Spettro works by taking short samples of the audio file, centered on different moments in the audio file, and converting each sample to a column of pixels whose colors represent the energy in the sound at each frequency.

By default, the FFT frequency is 5Hz, which takes a fifth of a second sample for each column and enables it to distinguish frequencies that are 5Hz apart and to resolve about five distinct musical events per second.

A higher FFT frequency (using shorter samples) improves the graph's definition in the time direction but loses focus in the frequency direction, while a lower FFT frequency (using a longer sample for each column) improves detail in the frequency direction, but smears it in the time direction.

These keys change the size of the audio sample used for each column. f halves it and F doubles it.

The -f freq or --fft-freq freq command-line option tells it the FFT frequency to start with.

The other factor affecting the fine-grain quality of the image is the choice of window function used to smooth the edges of each sample before it is transformed into a spectrum.

Each window trades differently between frequency selectiveness and background noise, with the following list being approximately from the cleanest but least selective to the most selective but most noisy.

The five window functions can be selected by holding Ctrl down and pressing a letter, or with command line options.

Kaiser window, the default
Dolph window
Nuttall window
Blackman window
Hann window
Cycle forwards/backwards through the window functions in the order shown above.

For more info on the different window functions' peculiarities and merits, see Window function on Wikipedia or experiment with spettro and see for yourself.

Spettro can add a frequency scale to the left and right edges of the picture, and can overlay the graph with various sets of horizontal lines to show the positions of the 88 piano keys, the six open strings of a classical guitar or the staff lines of a conventional score.

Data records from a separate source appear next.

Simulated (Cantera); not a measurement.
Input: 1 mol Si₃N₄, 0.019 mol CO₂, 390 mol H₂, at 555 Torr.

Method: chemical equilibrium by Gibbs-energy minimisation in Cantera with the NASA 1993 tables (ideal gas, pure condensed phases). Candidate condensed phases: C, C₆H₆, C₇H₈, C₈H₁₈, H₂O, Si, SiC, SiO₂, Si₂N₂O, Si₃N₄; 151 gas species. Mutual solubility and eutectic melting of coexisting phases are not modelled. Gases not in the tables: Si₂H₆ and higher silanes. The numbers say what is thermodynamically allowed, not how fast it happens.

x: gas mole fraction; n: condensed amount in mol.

Add a frequency axis on the left side of the graph and, on the right, the positions of the conventional notes from A0 to A9. Pressing a again makes them go away.
The -a or --frequency-axis command-line options make it start up showing the frequency scales.
When the zoom of the frequency axis only has space to show powers of ten in frequency, two unnumbered markers are displayed between them at the 2 and 5 positions (or 20 and 50, or 200 and 500 and so on).
Add a status line at the top of the display showing settings that determine what the graph looks like and, at the bottom, the time in seconds of the current playing time and, if they are on-screen, the start and end of the audio file and the left and right bar lines (see "BAR LINES" below) as well as a rectangle showing which portion of the whole audio file is being displayed.
The -A or --time-axis command-line options make it start up showing these.

The -T flag draws the axes with a tiny 3x5 font instead of the usual 7x9 one, leaving more space for the graph.

Overlay the spectrogram with 88 horizontal lines, some black, some white, showing where the keys of a grand piano are from A0(27.5Hz) to C7(4186Hz). Pressing k again removes them.
The -k or --piano command-line options make it start up showing these.
Overlay white lines showing the frequencies of the six open strings of a classical guitar, centered on:
E2(82.4Hz) A2(110Hz) D3(146.8Hz) G3(196.0Hz) B3(246.9Hz) E4 (329.6Hz)
Pressing g again removes them.
The -g or --guitar command-line options make it start up showing the guitar string lines.
Overlay two five-line staves like those of a conventional musical score.
From top to bottom, the staff lines are centered on:
F5(698.5Hz) D5(587.3Hz) B4(493.9Hz) G4(392.0Hz) E4(329.6Hz)
A3(220.0Hz) F3(174.6Hz) D3(146.8Hz) B2(123.5Hz) G2(98.0Hz)
Pressing s again removes them.
The -s or --score command-line options make it start up showing the staff lines.

Turning the staff lines on turns the guitar lines off and vice versa (because they overlap) but you can display the piano keys at the same time as either of them, to help identify notes above the top or below the bottom staff lines, or to see the fretted positions between the open guitar strings.

To help you pick out the rhythm, spettro can overlay vertical lines onto the graph to show where each bar of the music starts and ends.

To do this, mark two pixel columns to say where one bar starts and ends, and spettro will add bar lines evenly spaced throughout the rest of the piece.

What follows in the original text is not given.